The problem is Sarah’s not very good at this corporate espionage, and Ash has his hands full trying to keep the heavies away from her while also making sure he gets paid.
This picture also had room for a character study of Ash as a recovering alcoholic, attending meetings on the regular and getting to know Wash (Eisa Davis), a New York City cop. She’s the one who suggests he needs to pay attention to addict behaviour in his life, even as he’s been on the wagon for a year and half — which speaks to his intensity in his weird job. Ahmed is terrific in the part, providing an almost entirely silent performance in the first act and maintaining a movie-star magnetic interiority throughout.
MacKenzie and his DP Giles Nuttgens capture New York in the day and night in all its wide-screen glory, a slick and gorgeous playground for the plot’s machinations. Full marks as well to the soundtrack by Tony Doogan, low key and unobtrusive but entirely complementary in casting a spell. At one point the music rises at a key moment just enough for us to hear the refrain, “It’s just a game, it’s just a game.”

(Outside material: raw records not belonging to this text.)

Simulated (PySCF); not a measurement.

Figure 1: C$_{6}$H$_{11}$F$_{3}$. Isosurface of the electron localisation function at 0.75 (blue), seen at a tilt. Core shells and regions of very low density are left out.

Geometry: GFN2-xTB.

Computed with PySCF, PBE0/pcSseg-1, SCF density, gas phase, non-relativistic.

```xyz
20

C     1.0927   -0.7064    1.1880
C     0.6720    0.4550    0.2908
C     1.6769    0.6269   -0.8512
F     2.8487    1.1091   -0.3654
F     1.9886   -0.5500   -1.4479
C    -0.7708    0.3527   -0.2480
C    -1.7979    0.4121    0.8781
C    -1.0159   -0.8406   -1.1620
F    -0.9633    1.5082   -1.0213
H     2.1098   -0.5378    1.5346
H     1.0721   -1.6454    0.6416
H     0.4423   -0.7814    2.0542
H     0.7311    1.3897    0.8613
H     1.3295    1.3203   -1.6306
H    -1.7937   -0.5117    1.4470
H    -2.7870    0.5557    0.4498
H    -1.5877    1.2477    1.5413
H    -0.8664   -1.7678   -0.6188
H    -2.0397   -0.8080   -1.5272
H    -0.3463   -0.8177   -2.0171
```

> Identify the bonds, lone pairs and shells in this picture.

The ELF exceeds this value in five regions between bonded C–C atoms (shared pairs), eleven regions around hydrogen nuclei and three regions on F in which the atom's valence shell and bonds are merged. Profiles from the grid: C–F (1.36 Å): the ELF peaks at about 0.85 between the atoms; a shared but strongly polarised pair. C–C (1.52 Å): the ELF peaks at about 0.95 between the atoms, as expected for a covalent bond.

Underneath the gleaming surfaces and the unexpected twists is a grim, noir heart, the unspoken, accepted idea that all these massive corporations operating with impunity are completely corrupt — unless an individual on the inside has the nerve to stand up. Ash’s uniquely analogue communication method, along with his singular, focused, and controlled operation behind more locked doors than Maxwell Smart, makes him a particularly American brand of outlaw in the face of this kind of villainy. He’s the hero we need right now.
Helen O’Hara on The Empire Podcast has a great expression for movies where someone is super-capable at their jobs and we just get to enjoy them doing their thing — “competence porn.” That’s Relay in a nutshell.